Posts Tagged ‘Charlie Brown’
Season’s greetings, my name is Jimmy Sad Eyes and this week I am writing the blog and giving the regular guy the week off. He asked me to do this and I held out until I got what I wanted – a 5 minute tummy scratch each week in January. I wasn’t supposed to tell anybody so keep it a secret between us.
I am going to write about my favorite things of Christmas. I am not quite two years old so it will be a short list as my experience is limited.
Jingle Bells. In case you don’t know it starts out like this:
Woof, Woof, Woof
Woof, Woof, Woof
Extra Large Rawhide Bone (with a compass in the stock*)
Favorite Christmas Television** Special:
Anything with Snoopy in it. That dudes rocks!
Christmas leftovers, hey a dog likes to splurge once in a while too.
When the neighbors and their dog Tina come over for a Christmas visit – if you know what I mean.
Eggnog – ‘nuff said
Eating the milk and cookies left out for Santa. So far they haven’t figured it out.
This is the part when the other guy tells you to have a great week but I always have a great week. I mix in a few walks, a couple of meals and about 12 hours of naps throughout the day. You should try that some time, I recommend it in fact.
*Editor’s note – OK, I added that due to my affinity for the movie A Christmas Story
**Editor’s note #2 – Jimmy doesn’t have a high def Television or use the abbreviation “TV” either - read about low def eyes in a high def world here
Last March I wrote a blog about what I would do with a million dollar windfall. It ended with me left with 2 cents and giving it to you and telling you to be happy with what you have. This time I am going to just have fun spending a million for my Christmas gifts.
To start, I am going to spend some money on myself.
1) A new fancy bike that is very light weight with all the cool gadgets. I will allocate $5,000 to this purchase which I feel is appropriate since this is only a dream.
2) Fix my garage. It has two single doors and I want it to have one large door. I hate this about my house and I have to deal with it every day. Whatever it costs it would be worth it especially since I have some extra scratch to spend.
3) Hire someone to come in and do all the little things around the house and make my to do list read: Swing on hammock while sipping a beverage. This would be priceless.
Enough for me now on to my wife:
1) See item 3 above.
2) A shiny new diamond ring that had a super-duper special feature. It would not get misplaced while digging in the dirt when gardening
3) A week vacation wherever she wanted to go without me.
4) A week vacation wherever she wanted to go with me.
5) A day at the spa getting pampered.
6) A brand new car! I can imagine Johnny Olson saying that now.
7) Lessons from the person who would teach her to appreciate my special brand of humor. That might cost a few bucks.
8) A swimming pool, a landscape pool and a pool table (for good measure).
Now for my parents:
1) For my Mom I would get small cottage to escape to so she could do what she wanted to without having to cook, clean, and in general wait on my Dad, my brothers, sisters and me. At this cottage she would have a wait staff to wait on her. She would also have a large flower garden that she could putter in and when she got tired she could point and tell the gardener what to do.

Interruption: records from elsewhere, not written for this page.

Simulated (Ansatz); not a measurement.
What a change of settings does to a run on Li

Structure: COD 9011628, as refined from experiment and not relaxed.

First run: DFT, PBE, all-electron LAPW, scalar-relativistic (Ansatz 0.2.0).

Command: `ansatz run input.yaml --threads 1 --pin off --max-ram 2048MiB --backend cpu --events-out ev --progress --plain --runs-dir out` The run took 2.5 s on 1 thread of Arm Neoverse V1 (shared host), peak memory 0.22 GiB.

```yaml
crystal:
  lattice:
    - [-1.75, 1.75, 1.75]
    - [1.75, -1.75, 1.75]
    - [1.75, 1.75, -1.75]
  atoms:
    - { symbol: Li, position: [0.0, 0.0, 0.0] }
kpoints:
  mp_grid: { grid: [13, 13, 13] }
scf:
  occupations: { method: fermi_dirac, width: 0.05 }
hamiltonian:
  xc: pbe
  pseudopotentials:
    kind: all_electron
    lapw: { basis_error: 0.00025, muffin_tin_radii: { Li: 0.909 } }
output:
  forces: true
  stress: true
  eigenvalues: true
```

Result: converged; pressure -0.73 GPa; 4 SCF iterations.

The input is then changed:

2) For my Dad I would get a wait staff for the times that my Mom escaped to the cottage. (The law of unintended consequences at work here.) I would also get him every DVD of anything about World War II. He has seen everything already at least once but I guess it would be nice for him to have it at his fingertips. I would also buy him a year’s supply of coffee which would create a spike in the price so you might want to invest in coffee futures.
Now on to siblings:
1) For my older brother, I would get a big and bad Ford F-250 crew cab with a towing package. I would also get him a perfectly restored 1969 Camaro Z-28 to tow to drag races and for general tooling around the main drag. He would have to promise to allow me to ride along. He could pick the color as it would be delivered ready for a final coat of his choosing. Did I mention it would have to two 4-barrel carburetors?
2) For my younger brother, I would get a big RV that could haul a trailer for kayaks, canoes, bikes and various other gear so he could take weekend getaways in luxury. The RV would be equipped with a microwave, satellite, Blu-Ray DVD and a High Def Television as well as a hot tub to take care of sore muscles from over-doing it. He would have to promise to let me go on some weekend adventures and to let me use the hot tub when I did something stupid.
3) For the oldest of my two younger sisters I would buy a completely stocked professional kitchen so she could create sumptuous meals in style. If having this awesome kitchen (I am imagining a lot of stainless steel) led to a show on the Food Network I would insist that she let me make a guest appearance. If the guest appearance was not possible I would have her name a specially created dish after me.
4) For my youngest sister, I would renovate her house to add an in ground pool off of her deck and add an entrance to the pool area from her basement. I would also trick it out with a cool sound system and buy her Jimmy Buffet’s complete catalog so she could always be in Margaritaville. I would also have a huge outdoor fireplace/grill and a bathroom so we could spend all day outside without a need for going in for any reason. She would have to agree to hold all family parties at her house. If she was real nice to me I might even get her a pool boy…but her husband might have something to say about that.
I guess I have probably spent all of my money so I will stop this dream and get back to reality. Wow, that was fun. Next week Jimmy Sad Eyes will be writing this blog and will have a Christmas Message to share. Have a great week.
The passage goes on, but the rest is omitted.